As most of you know, I’m on the Board of the Colorado and Greater Philly Christian Writer’s Conferences, so throughout the year, I receive updates from Marlene Bagnull, the director, on Conference matters. And in the fall, she will send me the “theme” for the coming year. Now, one of the things I love about Marlene is that she doesn’t just come up with a theme—she prays and prays and stays before the Lord until He tells her what the theme is to be. So, when she sends me that theme, I typically glance at it, say okay and that’s that. But this last fall, when she sent me the theme, I glanced at it and went to print it out and put it in the conference folder when it hit my spirit with all the force of a runaway 18-wheeler. “Not with words only, but also with power.” Talk about a fresh word for the new year.
If you’re anything like me, you can get so lost in the creation of a plot, the twists, the turns, the red herrings, the characters, the motivations, and the mechanics of the crime, that you can overlook something more important than any of those things. The power behind your words.
When I first started studying for the ministry, I was reminded that we can never minister to anyone out of our own “flesh,” because as scripture states, “the flesh will profit them nothing.” So it is with our writing. There are thousands of books published every year, but how many of them are changing lives? How many of those books are making the reader stop after finishing the book with a desire to pray? Or with a desire to get closer to the Lord? Or have a relationship with the Lord that one of our characters has?
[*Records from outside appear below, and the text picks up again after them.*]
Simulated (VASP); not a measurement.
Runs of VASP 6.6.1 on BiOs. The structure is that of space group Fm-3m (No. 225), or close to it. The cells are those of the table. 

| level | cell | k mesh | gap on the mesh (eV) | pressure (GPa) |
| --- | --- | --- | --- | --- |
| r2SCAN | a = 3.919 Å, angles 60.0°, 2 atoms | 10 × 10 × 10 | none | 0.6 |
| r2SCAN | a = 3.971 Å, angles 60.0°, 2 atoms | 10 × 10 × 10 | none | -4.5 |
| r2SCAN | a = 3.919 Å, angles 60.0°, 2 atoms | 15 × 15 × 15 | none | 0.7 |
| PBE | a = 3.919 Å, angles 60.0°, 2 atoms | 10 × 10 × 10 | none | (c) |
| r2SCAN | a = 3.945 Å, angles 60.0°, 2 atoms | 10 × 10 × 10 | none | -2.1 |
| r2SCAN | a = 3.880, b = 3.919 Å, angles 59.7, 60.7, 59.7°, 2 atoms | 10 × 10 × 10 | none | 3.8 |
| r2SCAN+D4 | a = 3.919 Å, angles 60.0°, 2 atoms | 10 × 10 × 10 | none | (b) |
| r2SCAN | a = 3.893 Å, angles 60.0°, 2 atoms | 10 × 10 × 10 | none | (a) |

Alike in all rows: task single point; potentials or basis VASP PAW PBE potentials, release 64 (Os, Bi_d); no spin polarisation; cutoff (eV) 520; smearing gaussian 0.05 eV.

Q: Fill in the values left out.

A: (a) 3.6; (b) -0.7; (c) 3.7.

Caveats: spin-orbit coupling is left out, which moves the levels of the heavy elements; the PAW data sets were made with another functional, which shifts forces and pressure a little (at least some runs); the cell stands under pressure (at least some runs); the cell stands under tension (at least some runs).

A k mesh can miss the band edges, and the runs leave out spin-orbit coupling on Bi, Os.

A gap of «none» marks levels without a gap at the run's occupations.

There is a book I wrote once (no it isn’t published yet, but one of these days…) that I sent to a friend of mine to edit for me. I knew she was from a totally different denominational background and felt that if she could enjoy this book, it stood a good chance of crossing all denominational lines. She called me a few days later to “complain” to me about the book. It wasn’t that she wasn’t enjoying the book—she was. Her problem, she said, was that she couldn’t put the book down except to fall on her face and pray, asking the Lord for a closer relationship with Him and begging Him to do whatever it took for her to walk with Him the way one of my characters in the book did. She then refused to return the manuscript to me because she said there was so much depth in it, she could read it numerous times and get something fresh out of it each time she read it.
Now, wouldn’t we all love to put out stories that someone would read and pass on because they wanted to read it and re-read it and re-read it, so they’d tell their family and friends to go buy their own copy?We write for the King of Kings and the Lord of Lords, and we need to remember that without Him in and through our books—not with words only, but also with power—our books are nothing more than a nice little entertaining diversion for a couple of hours and then quickly forgotten. But if we can start every day asking Him to come in and saturate our words and our ideas with His Spirit, He will breathe a power into those words to touch our readers with something of Himself that we can never give them.
Wanda Dyson
As most of you know, I’m on the Board of the Colorado and Greater Philly Christian Writer’s Conferences, so throughout the year, I receive updates from Marlene Bagnull, the director, on Conference matters. And in the fall, she will send me the “theme” for the coming year. Now, one of the things I love about Marlene is that she doesn’t just come up with a theme—she prays and prays and stays before the Lord until He tells her what the theme is to be. So, when she sends me that theme, I typically glance at it, say okay and that’s that. But this last fall, when she sent me the theme, I glanced at it and went to print it out and put it in the conference folder when it hit my spirit with all the force of a runaway 18-wheeler. “Not with words only, but also with power.” Talk about a fresh word for the new year.
If you’re anything like me, you can get so lost in the creation of a plot, the twists, the turns, the red herrings, the characters, the motivations, and the mechanics of the crime, that you can overlook something more important than any of those things. The power behind your words.
When I first started studying for the ministry, I was reminded that we can never minister to anyone out of our own “flesh,” because as scripture states, “the flesh will profit them nothing.” So it is with our writing. There are thousands of books published every year, but how many of them are changing lives? How many of those books are making the reader stop after finishing the book with a desire to pray? Or with a desire to get closer to the Lord? Or have a relationship with the Lord that one of our characters has?
There is a book I wrote once (no it isn’t published yet, but one of these days…) that I sent to a friend of mine to edit for me. I knew she was from a totally different denominational background and felt that if she could enjoy this book, it stood a good chance of crossing all denominational lines. She called me a few days later to “complain” to me about the book. It wasn’t that she wasn’t enjoying the book—she was. Her problem, she said, was that she couldn’t put the book down except to fall on her face and pray, asking the Lord for a closer relationship with Him and begging Him to do whatever it took for her to walk with Him the way one of my characters in the book did. She then refused to return the manuscript to me because she said there was so much depth in it, she could read it numerous times and get something fresh out of it each time she read it.
Now, wouldn’t we all love to put out stories that someone would read and pass on because they wanted to read it and re-read it and re-read it, so they’d tell their family and friends to go buy their own copy?We write for the King of Kings and the Lord of Lords, and we need to remember that without Him in and through our books—not with words only, but also with power—our books are nothing more than a nice little entertaining diversion for a couple of hours and then quickly forgotten. But if we can start every day asking Him to come in and saturate our words and our ideas with His Spirit, He will breathe a power into those words to touch our readers with something of Himself that we can never give them.